# Customer Purchase Data Exercises

This notebook contains a series of exercises based on a customer purchase dataset. The dataset was generated using the following code:

## Exercise 1: Loading the Data

### Task 1.1: Load from CSV

1. Load the data from `customer_purchase_data.csv` into a DataFrame. 
2. Display the first 5 rows using `.head()`.

### Task 1.2: Load from Excel

1. Load the data from `customer_purchase_data.xlsx` into a DataFrame. 
2. Display the column names of the DataFrame.

### Task 1.3: Load from JSON

1. Load the data from `customer_purchase_data.json` (each record is a JSON line) into a DataFrame.
2. Display the shape of the DataFrame.

In [None]:
#Your code here

## Exercise 2: Data Inspection and Overview

### Task 2.1: Inspecting the Data

1. Using the DataFrame loaded from CSV (or Excel/JSON), check the following:
   - Display the last 5 rows using `.tail()`.
   - Use `.info()` to see the data types and non-null counts.
   - Use `.describe()` to get summary statistics for the numerical columns.

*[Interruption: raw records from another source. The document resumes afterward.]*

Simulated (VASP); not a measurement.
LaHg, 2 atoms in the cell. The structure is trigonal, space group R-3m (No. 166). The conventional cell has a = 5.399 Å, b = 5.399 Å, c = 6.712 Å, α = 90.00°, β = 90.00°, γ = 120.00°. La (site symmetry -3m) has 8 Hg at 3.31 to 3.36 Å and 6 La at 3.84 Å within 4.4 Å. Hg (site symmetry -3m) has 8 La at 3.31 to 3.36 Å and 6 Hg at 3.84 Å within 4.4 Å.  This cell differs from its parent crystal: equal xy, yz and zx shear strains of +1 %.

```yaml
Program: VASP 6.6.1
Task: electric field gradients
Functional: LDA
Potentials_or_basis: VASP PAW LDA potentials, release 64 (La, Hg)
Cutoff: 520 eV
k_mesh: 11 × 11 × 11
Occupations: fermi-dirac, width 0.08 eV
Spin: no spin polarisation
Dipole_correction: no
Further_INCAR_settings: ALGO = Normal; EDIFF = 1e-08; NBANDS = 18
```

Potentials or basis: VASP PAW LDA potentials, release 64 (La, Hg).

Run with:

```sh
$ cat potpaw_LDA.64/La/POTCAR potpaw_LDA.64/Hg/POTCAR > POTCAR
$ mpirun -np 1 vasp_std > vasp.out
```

### Task 2.2: Data Cleaning Overview

1. Check for missing values in each column and print the count of missing values.
2. List the unique values in the `ProductCategory` column.

In [None]:
# Your code here

## Exercise 3: Selection and Indexing

### Task 3.1: Column Selection

1. Select and print the `CustomerID`, `CustomerName`, and `Email` columns from the CSV DataFrame.

### Task 3.2: Row Selection and Filtering

1. Using boolean indexing, select all rows where `PurchaseAmount` is greater than 250.
2. Select rows where the `Country` is either 'USA' or 'Canada'.

### Task 3.3: Using `.loc` and `.iloc`

1. Use `.loc` to select the row with `CustomerID` 10 and display all columns (if `CustomerID` is not the index, use a condition).
2. Use `.iloc` to select the first 10 rows of the DataFrame.

In [None]:
#Your code here

## Exercise 4: DataFrame Operations

### Task 4.1: Sorting and Ordering

1. Sort the DataFrame by `Age` in ascending order and display the first 10 rows.
2. Sort the DataFrame by `PurchaseAmount` in descending order and display the first 10 rows.

### Task 4.2: Grouping and Aggregation

1. Group the data by `Country` and compute the average `PurchaseAmount` for each country.
2. Group the data by `ProductCategory` and compute the count and average `ReviewScore` for each category.

### Task 4.3: Applying Custom Functions

1. Create a new column `DiscountedAmount` that applies a 10% discount to the `PurchaseAmount` (if not null).
2. Create a custom function that categorizes a `ReviewScore` into `'Low'` (score 1-2), `'Medium'` (score 3), and `'High'` (score 4-5). Use `.apply()` to create a new column `ReviewCategory`.

In [None]:
# Your code here

## Exercise 5: Handling Missing Data

### Task 5.1: Detecting Missing Data

1. Check for missing values in the loaded DataFrame and print the total missing values per column.

### Task 5.2: Filling and Dropping Missing Data

1. Create a copy of the original DataFrame and fill missing values in numeric columns (e.g., `Age`, `PurchaseAmount`, `ReviewScore`) with the column median.
2. For the categorical columns, fill missing values using forward-fill.
3. Display the number of missing values after filling.
4. Create another copy of the original DataFrame and drop all rows that have any missing value. Compare the shapes of the two DataFrames.

In [None]:
#Your code here

## Exercise 6: Exporting the Processed Data

### Task 6.1: Save the Cleaned Data

1. Save the DataFrame with filled missing values (`df_filled`) into a new CSV file named `customer_purchase_data_cleaned.csv`.
2. Save the same DataFrame to an Excel file named `customer_purchase_data_cleaned.xlsx`.

### Task 6.2: Verify the Exports

1. Load the newly exported CSV file and display its info to confirm the export was successful.

In [None]:
#Your code here

## Summary

In this notebook, you have practiced the following tasks using the customer purchase data:

- **Data Loading:** Reading data from CSV, Excel, and JSON formats.
- **Data Inspection:** Viewing heads/tails, checking data types and missing values, and reviewing summary statistics.
- **Selection and Indexing:** Selecting specific columns, filtering rows, and using both `.loc` and `.iloc` for data selection.
- **DataFrame Operations:** Sorting, grouping/aggregating data, and applying custom functions to create new columns.
- **Handling Missing Data:** Detecting, filling, and dropping missing values.
- **Exporting Data:** Saving the processed data to new files and verifying the exports.